How Residual Connections Are Getting an Upgrade [mHC]
By Jia-Bin Huang
Summary
Topics Covered
- Deeper models can underperform due to training difficulty
- Residual connections solve vanishing gradients via identity shortcuts
- Hyper-connections generalize residuals with learnable feature routing
- Composite feature mixing matrices destabilize deep networks
- Sinkhorn-Knopp algorithm projects matrices to prevent gradient explosion
Full Transcript
The representational power of a deep neural network comes from stacking non-linear layers.
intuitively, deeper models should learn more complex and expressive representations and yield better results.
But, deeper neural networks are more difficult to train.

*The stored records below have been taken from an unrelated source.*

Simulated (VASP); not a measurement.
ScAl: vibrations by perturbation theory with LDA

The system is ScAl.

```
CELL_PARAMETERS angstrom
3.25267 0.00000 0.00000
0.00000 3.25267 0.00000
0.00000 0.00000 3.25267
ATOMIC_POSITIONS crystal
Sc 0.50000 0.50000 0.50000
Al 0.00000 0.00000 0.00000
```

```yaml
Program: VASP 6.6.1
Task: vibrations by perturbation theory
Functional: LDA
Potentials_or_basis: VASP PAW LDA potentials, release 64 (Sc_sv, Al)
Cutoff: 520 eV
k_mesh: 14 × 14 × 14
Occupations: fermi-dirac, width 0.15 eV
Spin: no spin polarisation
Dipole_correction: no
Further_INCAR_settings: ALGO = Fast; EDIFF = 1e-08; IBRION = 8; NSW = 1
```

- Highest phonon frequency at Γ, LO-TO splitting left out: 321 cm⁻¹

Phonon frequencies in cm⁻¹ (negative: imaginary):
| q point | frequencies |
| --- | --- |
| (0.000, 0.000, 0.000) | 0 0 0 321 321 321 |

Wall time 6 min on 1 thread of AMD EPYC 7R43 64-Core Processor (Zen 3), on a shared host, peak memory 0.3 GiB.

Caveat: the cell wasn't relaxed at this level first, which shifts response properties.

When we stack more layers, deeper models often have higher training errors, leading to poor performance on test data as well.
This is counterintuitive.
For example, we could construct a deeper model that performs at least as well as the shallow one, by simply duplicating the layers from the shallow network and use additional layers to perform the identity mapping.
So we know the solution exists.
It's just that the optimization is difficult.
To address this issue, researchers introduced the Residual Learning Framework.
Rather than hoping that the layers will directly learn the desire mapping, we explicitly designed them to feed a residual mapping instead.
That is, the difference between the input and the desired output. Here
each layer is a non-linear function with its own parameters W_l.
But why do the residual connections make the training easier?
Let's break it down.
The output of the first layer x2 is the input x1 plus the residual mapping F of x1.
Similarly.
Here's the output of the second layer x3.
We can replace x2 with x1 and the residual mapping F of x1.
Repeating this process recursively, we can represent the feature at any deeper unit L as the feature at any shallow unit, plus a residual function.
These identity mapping ensures that the features can be directly propagated from one unit to any other unit.
This design has a nice backward propagation property.
The gradient at the shallow unit consists of two components.
First, the component that is directly propagated from the deeper unit L, allowing the gradient information to flow directly.
Second, the component that propagates through the intermediate weight layers.
This alleviates the vanishing gradient problem and enables us to trend deeper models.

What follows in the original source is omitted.